On the other hand, a narrow aperture has a long depth of field, which means that more objects in your picture will be sharp.
Aperture affects the overall style, depth and creativity of your photo, so it’s worth learning more about.
What is Shutter Speed?
Shutter speed refers to the length time that your camera’s shutter remains open while capturing an image.
Shutter is measured in whole seconds or fractions of a second. For example, 1/100th, 1/2, 5 seconds, etc.
(This isn’t to be confused with frame rate in video work, which is something different.)
The longer the exposure time, the more time light has to burn itself onto your camera’s sensor.
A faster shutter speed will therefore have the opposite effect – not giving much time for light to hit the sensor. Less time equals less light.
Just like aperture, changing your shutter speed will affect the way your image appears other than how exposed it is.
A slow shutter speed brings in motion blur, which is where objects in your picture move during the exposure time, thus becoming blurry.
(An example of this is often seen in waterfall photography)
A fast shutter speeds freezes motion, just like you might want to achieve in sports photography.
What is ISO?
Back in the days of film cameras, ISO was a measure of the film’s sensitivity to light.
A roll of film would come with a fixed ISO value, and photographers would need to select the right film based on shooting conditions.
Today however, we have digital cameras that can change the ISO values directly on the camera’s sensor on-the-fly to suit the photographer’s needs.
ISO usually starts at 100 (but some cameras go down to 50 or lower) and goes up in increments, with higher numbers being more sensitive than lower ones.
What this means is if you select a lower ISO, your sensor won’t have a lot of sensitivity to light.
On the other hand if we select a higher ISO, the digital sensor is very sensitive to light, meaning you don’t need a lot of it in the conditions to appear in the image.
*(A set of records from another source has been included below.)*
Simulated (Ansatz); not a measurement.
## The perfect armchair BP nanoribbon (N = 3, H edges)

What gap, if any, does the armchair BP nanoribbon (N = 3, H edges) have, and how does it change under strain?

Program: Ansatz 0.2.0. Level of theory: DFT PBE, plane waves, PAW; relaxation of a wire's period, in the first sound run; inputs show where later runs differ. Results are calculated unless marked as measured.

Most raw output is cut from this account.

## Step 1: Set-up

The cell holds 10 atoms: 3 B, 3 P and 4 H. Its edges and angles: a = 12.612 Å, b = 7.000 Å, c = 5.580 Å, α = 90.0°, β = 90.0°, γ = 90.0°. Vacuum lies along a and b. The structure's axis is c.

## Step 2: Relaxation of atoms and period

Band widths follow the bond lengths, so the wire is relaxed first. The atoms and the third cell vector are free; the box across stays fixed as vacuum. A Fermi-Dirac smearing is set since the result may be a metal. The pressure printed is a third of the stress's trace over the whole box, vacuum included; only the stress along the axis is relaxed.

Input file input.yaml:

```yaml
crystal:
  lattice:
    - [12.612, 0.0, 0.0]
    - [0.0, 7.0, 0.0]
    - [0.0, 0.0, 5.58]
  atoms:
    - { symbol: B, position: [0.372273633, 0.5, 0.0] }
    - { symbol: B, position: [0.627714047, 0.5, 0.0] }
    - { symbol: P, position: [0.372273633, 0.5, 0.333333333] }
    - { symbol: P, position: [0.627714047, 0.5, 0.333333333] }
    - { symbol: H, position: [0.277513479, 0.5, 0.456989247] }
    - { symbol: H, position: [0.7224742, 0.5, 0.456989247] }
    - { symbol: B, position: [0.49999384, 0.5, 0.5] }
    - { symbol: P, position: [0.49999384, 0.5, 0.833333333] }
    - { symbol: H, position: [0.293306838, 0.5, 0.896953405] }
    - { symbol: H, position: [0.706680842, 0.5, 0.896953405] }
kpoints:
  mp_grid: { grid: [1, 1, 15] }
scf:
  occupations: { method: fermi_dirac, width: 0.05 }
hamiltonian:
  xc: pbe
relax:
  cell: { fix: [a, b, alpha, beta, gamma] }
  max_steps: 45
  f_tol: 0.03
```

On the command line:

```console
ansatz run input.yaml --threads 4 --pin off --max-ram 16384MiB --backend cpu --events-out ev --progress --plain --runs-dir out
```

ISO also has its effects on photography, especially when it comes to noise.
A low ISO generally results in a cleaner image with less grain, but needs either a wide-enough aperture or slower shutter speed to compensate for the low sensitivity.
A high ISO, on the other hand, needs less light to produce a similar effect but will result in what’s called digital noise, which appears as grain in the darker parts of the photo.
You need to keep this in mind when determining your correct exposure value.
How to Combine all Three for the Optimum Exposure Value
Now that you know what aperture, shutter speed and ISO are, it’s time to find out how all three work together to get perfectly exposed images.
Understanding the exposure triangle will result in correctly balancing the amount of light that hits the sensor.
Because all three parts of the triangle have an effect on the elements of the exposure, we need to know how and when to change them.
Adjusting Aperture
Let’s start with some general camera settings.
f/8, 1/100sec, ISO400
If you remember the details above, the f number is aperture, 1/100 is the shutter speed, and ISO400 is, well, the ISO.
Let’s pretend that we’re taking a photo of a beach at sunset and that the settings above will result in a perfectly exposed photo where there are lots of details in the highlights (bright parts of the image) and shadows (dark parts of the image).
If we leave shutter speed and ISO variables where they are and make the aperture smaller (f/16), the image will become darker because less light is coming in.
If we make the aperture wider (f/4), the image will become brighter, overexposing the photo.
READ MORE: Want to try something different with your creativity? Check out our astrophotography settings guide to help you take pictures of the Milky Way and stars!
Adjusting Shutter Speed
Now let’s take the camera back to f/8 and instead adjust shutter speed.
By lengthening how long the shutter is open there is more time for light to come through the camera lens and hit the sensor, meaning the image will be brighter (and we’ll start to see motion blur in the moving water).
By speeding up the shutter speed the image will become darker because there is less time for light to hit the sensor.
Adjusting ISO
Taking it back to 1/100sec, let’s now play around with the ISO.
Dropping it down to ISO 100 will make the sensor less sensitive, meaning the amount of light coming through the aperture and the length of time dictated by the shutter speed won’t be enough to properly expose the photo.
Turn it up to ISO1600 and it has the opposite effect. The sensor is much more sensitive, so the shutter speed and aperture is now letting in way more light than needed, therefore making the exposure value high (and introducing noise).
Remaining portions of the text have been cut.